FX Buckley Steakhouse,Lower Pembroke Street, Dublin 2.Tel: 01-6764606; www.fxbuckley.ie
Ireland's beef farmers are not having the best time of it at the moment.
There was good news recently however with a number of gold medals won by Irish beef at the World Steak Challenge — surely another reason to move our beef into a more premium category.
I was one of the judges and it was a fascinating exercise — the over-marbled steaks often tasted greasy and I much preferred the texture of the grass fed examples.
FX Buckley took a gold for an Angus grass fed fillet and this reminded me that I hadn’t visited one of their restaurants in a couple of years.
I invited my ‘meat mentor’ Dave Lang who did his butcher’s apprenticeship with FXB’s in the early 1970s — these days Dave runs butcher training courses via his website www.butchermagazine.com — Dave’s blog on all things meat is also worth a read.
FX Buckley Steakhouses are in five locations in Dublin but Pembroke was the first branch and is still the flagship.
Angus and Hereford beef is aged at four degrees for 28 days or more and you can see some of the meat hanging as you enter.
FXB’s Pembroke has a comforting old-fashioned feel with the walls lined with photos from their many years selling meat to Dubliners.
Another reason to visit was the wine list which was managed up until recently by Albert Baginski who now runs his own import business Solera Wines.
The list is comprehensive and fairly priced with a decent selection by the glass including fine wine options via Coravin.
Most impressive is the list’s selection of large format bottles from Bordeaux — magnums (1.5 litres), double-magnums and even a Salmanazar (9 litres) of the second wine of Ch Gruaud Larose.
Our bottle of Vasse Felix ‘Filius’ Cabernet Sauvignon for €59 from Margaret River, Australia’s most ‘Bordeaux-like’ wine region, was excellent with supple and finely layered minty dark fruits.
FXB’s menu includes around 12 starters, a nominal fish and chicken option and of course steaks which can be ordered in different weights from 8oz - 14oz with a choice of fillet, rib-eye, sirloin and rump or a large Porterhouse or Châteaubriand for sharing.
I began with Devilled Lamb Kidneys (€9.90) with bacon and mushrooms in a rich meaty sauce that had been further enriched with a topping of creamy hollandaise. Proper old-fashioned Gentleman’s Club style cooking with fruity kidneys and good sauces although I would have preferred the kidneys cooked a little less fully.
Dave’s roasted bone marrow with seared foie gras was also old-school and well executed but given that bones are virtually free to a butcher (most pay to dispose of them), I consider the single 4 inch slice of bone rather stingy.
Now to the main event — Dave’s 10oz rump steak had the best flavour, beefy and rich tasting but was also a bit closer to ‘medium-well’ rather than ‘medium-rare’ as requested.

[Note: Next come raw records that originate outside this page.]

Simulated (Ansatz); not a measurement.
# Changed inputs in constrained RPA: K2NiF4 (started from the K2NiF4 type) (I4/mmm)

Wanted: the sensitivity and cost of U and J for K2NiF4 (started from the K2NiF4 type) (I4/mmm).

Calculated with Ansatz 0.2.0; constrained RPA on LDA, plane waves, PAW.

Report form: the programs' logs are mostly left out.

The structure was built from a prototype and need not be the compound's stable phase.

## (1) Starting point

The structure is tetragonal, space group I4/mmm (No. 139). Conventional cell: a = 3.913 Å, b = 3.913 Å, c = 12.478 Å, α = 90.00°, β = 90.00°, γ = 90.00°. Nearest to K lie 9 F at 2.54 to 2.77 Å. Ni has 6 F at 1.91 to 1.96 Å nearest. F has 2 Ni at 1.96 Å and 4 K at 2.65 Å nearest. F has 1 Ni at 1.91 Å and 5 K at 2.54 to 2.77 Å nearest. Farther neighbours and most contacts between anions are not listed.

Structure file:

My 10oz sirloin (€32) —strictly speaking a striploin — fell the other way and rather than rare was served blue with just 2-3 mm cooked flesh.
I’m happy enough to eat steak blue so I didn’t send it back but good as the meat was it really needed more time on a cooler part of the grill.
The fact that neither steak was seasoned is the more serious flaw in my view — yes salt can draw a bit of moisture but it also ensures the steak develops a caramelised crust which in addition to the ‘maillard reaction’ between sugar and amino acids gives steak its crucial umami flavour.
The beef dripping chips helped save the day and were properly crispy with noticeable beefy flavour and the side of Cajun fried crispy onions were also nicely executed.
From a rather short dessert menu we ordered ice-cream and a ‘triple’ chocolate mousse, both serviceable enough but could do with improvement as only the sauce on the mousse was properly ‘chocolatey’.
Overall we did enjoy our meal and I would not be afraid of returning.
But I think I would be issuing quite specific cooking instructions to the kitchen.
Dinner for two including starters, mains, sides and desserts plus a decent bottle of wine cost €161.45.